I read Mark Peters article in “the Writer” magazine today and had to take some time to comment. It’s not that I’m offended by the definition of this phrase:
http://www.doubletongued.org/index.php/dictionary/metric_buttload/
I just think the definition is completely wrong. You see, I’m a child that is old enough to remember the 70s because I wasn’t old enough to actually live it at the time. I missed out on the summer of love and the “free love” craze, and haven’t quite gotten over missing out on a time when you could have all the sex you wanted without dying from it. Life just isn’t fair!
More importantly, I remember the gas rationing, gas lines on the news, and the governments ill-fated attempt to force the God-awful metric system down our throats. I believe it was during eighth grade math when they really started to shove that at us. Once the national test scores for math plummeted through the floor boards, they quickly re-adjusted the curriculum so we didn’t have to be bothered with such things again. It wasn’t that we couldn’t learn it, we just outright refused. Trying to force a bunch of farm kids who can tell you the acre size of a patch of ground by glancing at it to start talking in square kilometers was a bad idea from the beginning. We dealt with CCs and grams because we had to get through physical science, and, if the scale already had the notches cut in it, we simply didn’t care about the units. We had grown up all our lives knowing that a bushel of soybeans and a bushel of corn were different sizes. We had no trouble wrapping our minds around the fact 16 fluid ounces was only a pound when you were talking about water or something very close to it. If you wanted us to start weighing herbicide in grams and pesticides in CCs we could care less, just provide the correct scale and measuring cup and 24 will be 24 to us.

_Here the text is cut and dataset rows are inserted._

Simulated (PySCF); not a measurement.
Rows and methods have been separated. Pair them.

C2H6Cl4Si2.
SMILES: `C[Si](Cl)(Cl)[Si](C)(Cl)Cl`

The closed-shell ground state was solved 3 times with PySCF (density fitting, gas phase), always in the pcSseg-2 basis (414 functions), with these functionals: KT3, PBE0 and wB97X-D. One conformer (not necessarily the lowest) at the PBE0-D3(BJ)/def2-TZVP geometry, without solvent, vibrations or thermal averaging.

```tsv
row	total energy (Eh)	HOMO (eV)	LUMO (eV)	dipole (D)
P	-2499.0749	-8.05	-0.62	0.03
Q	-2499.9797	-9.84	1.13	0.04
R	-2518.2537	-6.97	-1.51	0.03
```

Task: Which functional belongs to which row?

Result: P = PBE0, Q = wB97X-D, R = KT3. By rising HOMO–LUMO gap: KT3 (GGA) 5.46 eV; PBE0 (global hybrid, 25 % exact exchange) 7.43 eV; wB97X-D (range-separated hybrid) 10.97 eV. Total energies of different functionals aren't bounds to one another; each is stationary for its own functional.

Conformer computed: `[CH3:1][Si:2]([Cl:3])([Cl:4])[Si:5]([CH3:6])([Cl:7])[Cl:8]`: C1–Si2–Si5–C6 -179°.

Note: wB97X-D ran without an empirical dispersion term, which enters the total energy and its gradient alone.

No, where the “gubmint” really screwed the pooch was making the auto industry start using metric. This was a classic government operation, meaning, it was a debacle from start to finish. A “ phased in” approach meant that we now had to have two sets of sockets and wrenches with us at all times. Yes, we probably each owned four sets, but they were scattered out across multiple tractors and trucks around the farm. On a good day you could find a complete set in the tool shed where they belonged, but we didn’t have that many good days. Even today, more than 20 years later, you still have to have two complete sets of tools to work on a %*&%(*ing car, on top of the specialty tools!
Ah, but the “gubmint”, in its infinite wisdom, was thinking about all of the European tourist dollars they could get if the speedometers all had kilometers on them. They were also thinking about how wonderful it would be to export American cars to European markets. Obviously they weren’t forward thinking enough to simply mandate every vehicle sold abroad come with a complete set of SAE wrenches and sockets. I mean, at the time, $40 would get you a pretty nice set in a carrying case. Today, roughly $20 will get you a Walmart special set of knuckle skinners. I’m sure if Ace Hardware had suddenly started moving 70,000 sets per year of its Ace brand wrench and socket sets via Detroit that the prices would have come down even sooner.
No, the “gubmint” didn’t think this whole “metric conversion” thing through. Randomly changing nuts and bolts on the vehicles we had to fix pissed us off, but putting Kilometers Per Hour on the speedometer along with MPH told us just how screwed we where. You see, we had just had the gas rationing, endured the Chevy Citation, and watched the incendiary Ford Pinto on numerous news reels. Our “ gubmint” had just told us we couldn’t have a Chrysler 300 with a massive V8 engine which came stock with factory installed dual quad carbs. We had just been told we could no longer have a car, under factory warranty, which would seat six comfortably and do close to 180MPH. That was simply un-American. Now they were trying to play the numbers game with us and change the units at the same time. They wanted us to only have the capability to go 160, but they always ran out of air when they said the units…trying to get us to agree that trimming the limit 20 wouldn’t be so bad. All we had to do was get behind the wheel to know we would never have a fast car again. There before us in blue and white on black was living proof that 160 was only about 120 MPH, and that was considered a ho-hum family sedan, not a fast car, let alone a muscle car.
Shortly after that, they tried to make every car ride like a rail. Detroit kept cutting corners and using more “European Engineering” to lighten the load rather than make a more efficient engine. First came the coil springs, then the struts. Kids these days have probably never ridden in a car that rides like a real car. No matter how much money you throw at it, coil springs and struts do not give you the ride of four leaf springs and a shock. I still have a full sized Jeep Grand Wagoneer with an AMC 360 V8. I can fire that thing up and take it, unfeeling, down roads which throw drivers of modern vehicles through the windshield. Even my 2006 Buick Rendezvous rides like sh*t compared to that thing and a Buick is supposed to have the “boatiest” old-man ride on the planet.
No, I think you need to update the definition of “metric buttload” to what it really is. Something trying to sound like a whole lot more than what it is. Distance runners love the metric system! It’s a lot easier to run 8K than it is 8 miles. HR people love talking about salaries in terms of K meaning a thousand when those of us in the computer field know that K = 1024 and we know they stiffed us on our paycheck because we only made 80,000 instead of the 80K we were promised.
Perhaps we could call “Metric Buttload” a Maadoff Performance Measurement?